Market experts highlighted the ongoing consolidation phase. Ajit Mishra from Religare Broking noted, “Nifty’s consolidation is unfolding as expected post-rebound. Banking and IT remain key drivers, but a decisive move beyond 24,350 will require broader participation from other heavyweight sectors.”
Technical analysts provided insights into potential market movements. Tejas Shah from JM Financial pointed out, “Nifty is facing resilience around 24,350 levels. We need to see a decisive close above 24,350 for further strength, or else consolidation is likely to continue in the 24,000 to 24,350 range.”
A notable market development was Vodafone Idea’s shares surging approximately 17 per cent after the Union Cabinet approved waiving bank guarantees for telecom operators for spectrum acquired in auctions before 2022.
Vinod Nair from Geojit Financial Services offered a broader perspective: “FIIs have turned net buyers, breaking a long selling streak, with MSCI rebalancing. With state elections concluded, government focus will shift to execution and budget plans.”
The India VIX, a volatility indicator, marginally rose 0.02 per cent to close at 15.3050, reflecting elevated market uncertainty. Derivatives market analysis showed the highest call open interest at 24,500 and 24,700 strike prices, suggesting potential resistance zones.
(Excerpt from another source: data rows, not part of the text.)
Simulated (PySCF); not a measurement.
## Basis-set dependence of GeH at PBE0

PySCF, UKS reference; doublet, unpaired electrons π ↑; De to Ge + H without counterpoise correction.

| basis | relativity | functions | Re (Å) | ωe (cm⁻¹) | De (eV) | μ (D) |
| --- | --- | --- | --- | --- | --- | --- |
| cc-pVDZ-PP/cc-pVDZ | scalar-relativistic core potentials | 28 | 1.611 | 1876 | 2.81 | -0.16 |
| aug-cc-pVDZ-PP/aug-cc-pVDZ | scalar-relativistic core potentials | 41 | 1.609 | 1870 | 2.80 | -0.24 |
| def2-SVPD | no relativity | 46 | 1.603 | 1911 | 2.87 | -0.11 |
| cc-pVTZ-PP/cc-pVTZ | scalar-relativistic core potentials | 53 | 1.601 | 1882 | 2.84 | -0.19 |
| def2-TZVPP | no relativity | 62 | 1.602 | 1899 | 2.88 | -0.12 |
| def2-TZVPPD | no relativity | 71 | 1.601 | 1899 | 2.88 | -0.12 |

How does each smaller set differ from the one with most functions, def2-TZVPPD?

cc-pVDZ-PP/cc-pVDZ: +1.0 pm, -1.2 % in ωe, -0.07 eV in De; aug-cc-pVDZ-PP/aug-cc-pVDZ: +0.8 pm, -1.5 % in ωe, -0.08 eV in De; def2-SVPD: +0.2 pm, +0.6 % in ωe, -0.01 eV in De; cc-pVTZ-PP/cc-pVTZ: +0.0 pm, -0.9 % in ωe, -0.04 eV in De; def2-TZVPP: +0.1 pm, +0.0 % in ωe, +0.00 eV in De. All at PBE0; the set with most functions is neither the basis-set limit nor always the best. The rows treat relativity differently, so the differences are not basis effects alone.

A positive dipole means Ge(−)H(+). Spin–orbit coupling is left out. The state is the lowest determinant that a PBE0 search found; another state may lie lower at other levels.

Mandar Bhojane from Choice Broking emphasized, “A breakout above 24,500 will indicate bullish momentum, while the 23,300–23,500 zone continues to provide robust support against downside risks.”
Investors are advised to remain cautious and selective, with market experts recommending accumulating quality stocks during dips while maintaining disciplined risk management strategies.
The market’s immediate focus remains on potential directional triggers, with key support levels identified around 23,950 and 23,800, and resistance at 24,350 and 24,500.